With two major stock indices rising to uncharted territory, a lot of the market’s attention has been focused on the Dow Jones Industrial Average and the S&P 500, along with related exchange traded funds. We all know the indices by name, but what exactly are they?
The major difference between the two indices is found in the way they are constructed. The Dow includes a price-weighted average of 30 stocks while the S&P 500 is a market capitalization-weighted index of 500 large companies. In truth, most market professionals tend to favor the S&P 500 as a more realistic gauge of U.S. stocks.
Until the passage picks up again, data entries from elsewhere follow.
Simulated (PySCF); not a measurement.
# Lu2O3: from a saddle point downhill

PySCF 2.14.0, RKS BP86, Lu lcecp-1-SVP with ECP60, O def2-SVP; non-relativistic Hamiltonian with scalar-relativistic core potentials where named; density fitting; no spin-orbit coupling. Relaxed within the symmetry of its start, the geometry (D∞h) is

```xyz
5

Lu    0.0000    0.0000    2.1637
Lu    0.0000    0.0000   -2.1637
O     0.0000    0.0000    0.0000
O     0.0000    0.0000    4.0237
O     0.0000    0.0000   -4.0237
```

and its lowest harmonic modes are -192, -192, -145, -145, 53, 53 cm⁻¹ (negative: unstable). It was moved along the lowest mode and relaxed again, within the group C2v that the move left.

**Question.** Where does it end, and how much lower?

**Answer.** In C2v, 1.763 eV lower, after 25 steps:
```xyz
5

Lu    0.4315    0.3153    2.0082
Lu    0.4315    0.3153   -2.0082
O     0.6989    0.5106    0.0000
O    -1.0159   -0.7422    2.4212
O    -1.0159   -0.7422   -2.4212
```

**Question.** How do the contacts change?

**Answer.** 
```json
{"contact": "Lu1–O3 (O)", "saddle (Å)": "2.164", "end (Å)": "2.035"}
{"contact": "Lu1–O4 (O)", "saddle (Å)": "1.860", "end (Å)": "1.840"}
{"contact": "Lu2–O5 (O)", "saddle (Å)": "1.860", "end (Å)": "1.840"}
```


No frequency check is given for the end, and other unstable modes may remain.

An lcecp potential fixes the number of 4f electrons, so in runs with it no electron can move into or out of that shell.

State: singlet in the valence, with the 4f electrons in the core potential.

The Dow is comprised of the 30 largest companies in the U.S. across a number of sectors. Holdings are selected by the editors of the Wall Street Journal. Since the index is price-weighted, components with higher prices will have a larger impact on the daily movements in the Dow. This somewhat arbitrary weighting method is often criticized. Daily changes in the Dow are calculated by adding prices of the 30 Dow stocks and then divided by the “Dow Divisor.”
Currently, International Business Machines (NYSE: IBM), which is trading at about $209, is the largest component holding at 11.1% and General Electric Co. (NYSE: GM), which is trading around $28, is the smallest holding at 1.3%. [What’s Next After Dow ETF Record?]
On a sector basis, the Dow also leans toward industrials 20.9%, followed by technology 16.2%, consumer discretionary 12.0%, energy 11.2% and financial services 11.2%.
Investors interested in gaining exposure to the Dow can take a look at the SPDR Dow Jones Industrial Average ETF (NYSEArca: DIA). [ETF Chart of the Day: Dow Jones Industrial Average]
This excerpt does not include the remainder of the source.